Now what? That’s a good question. In a week or two I will announce the next book we will be taking on. I think we are going to go Puritan, though I am open to any and all of your suggestions.

April 09, 2009

Today we come to the second-to-last reading in William Wilberforce’s Real Christianity. Though I am enjoying this book I can’t deny that it is not my favorite of the classics we’ve been reading. There is lots to enjoy but perhaps not quite as much that stands as a challenge to my faith, at least when compared to Overcoming Sin and Temptation or The Religious Affections. Not to complain, though, as I have derived benefit from it and, well, the purpose of this program is to read classics, regardless of whether they are enjoyable or not!

Discussion

This week we read two chapters. The first was very short and looked at the excellence of real Christianity. Perhaps due to the brevity of the chapter, I found little to latch onto in this one.

In the second part of our reading, chapter 6, Wilberforce looks to the present state of Christianity. There is a sense in which he has been doing this all along, but here he looks with greater focus on what passed for Christianity in his day. And once again, the similarities with the Christianity of our day were quite apparent. He sought to show how the state of affairs in that day were substantially worse than they had once been.

These words were worth thinking about: “Christianity especially has always thrived under persecution. For at such times it has no lukewarm professors. The Christian is then reminded that his Master’s kingdom is not of this world. When all on earth looks black, he looks up to heaven for consolation. Then he sees himself as a pilgrim and a stranger. For it is then as in the hour of death that he will examine well his foundations and cleave to the fundamentals. But when religion is in a state of quiet and prosperity, the opposite effect tends to take place. The soldiers of the church militant will then tend to forget they are at war. Their ardor slackens and their zeal languishes. John Owen has made an apt comparison: Religion in a state of prosperity is like a colony that is long settled in a strange country. It is gradually assimilated in features, demeanor, and language to the native inhabitants, until at length every vestige of its distinctiveness has died away.” Of course we should not wish for persecution. However, we ought to be aware of our tendency to take the faith for granted and to be mere pretenders, lukewarm professors, during times of plenty.

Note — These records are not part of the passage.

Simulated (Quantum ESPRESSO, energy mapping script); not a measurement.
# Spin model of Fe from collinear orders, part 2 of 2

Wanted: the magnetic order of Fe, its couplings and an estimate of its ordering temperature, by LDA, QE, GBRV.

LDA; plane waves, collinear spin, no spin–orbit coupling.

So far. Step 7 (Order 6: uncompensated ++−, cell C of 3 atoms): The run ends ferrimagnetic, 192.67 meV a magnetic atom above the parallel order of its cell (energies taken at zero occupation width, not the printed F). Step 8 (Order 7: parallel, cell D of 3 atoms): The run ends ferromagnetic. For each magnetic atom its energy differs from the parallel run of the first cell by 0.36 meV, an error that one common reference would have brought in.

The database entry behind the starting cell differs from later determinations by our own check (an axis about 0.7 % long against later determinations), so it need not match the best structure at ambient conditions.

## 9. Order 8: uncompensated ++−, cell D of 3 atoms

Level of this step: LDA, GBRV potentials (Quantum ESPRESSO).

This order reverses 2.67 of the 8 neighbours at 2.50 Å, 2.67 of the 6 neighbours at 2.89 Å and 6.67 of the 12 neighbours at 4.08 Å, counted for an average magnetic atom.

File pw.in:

When discussing people’s propensity to take their faith for granted, Wilberforce says this: “The time fast approaches when Christianity will be almost as disavowed in the language as it is already nonexistent in the people’s conduct. Then unbelief will be rated the necessary accessory of a man of fashion, and to believe will be considered an indication of a feeble mind and a limited intelligence.” And this is a day we are close to today. One can be a Christian today provided that he does not believe it too strongly or allow it to impact his life too deeply. We can have respect for faith, provided that we do not become to given over to it. And those who have no faith at all are gaining respect and demanding new respect for themselves in society. Wilberforce continues with words that describe us just as well: “God is forgotten. His providence is explained away. We do not see God’s hand. While He multiplies Him comforts to us, we are not grateful. He visits us with chastisements, but we are not contrite.”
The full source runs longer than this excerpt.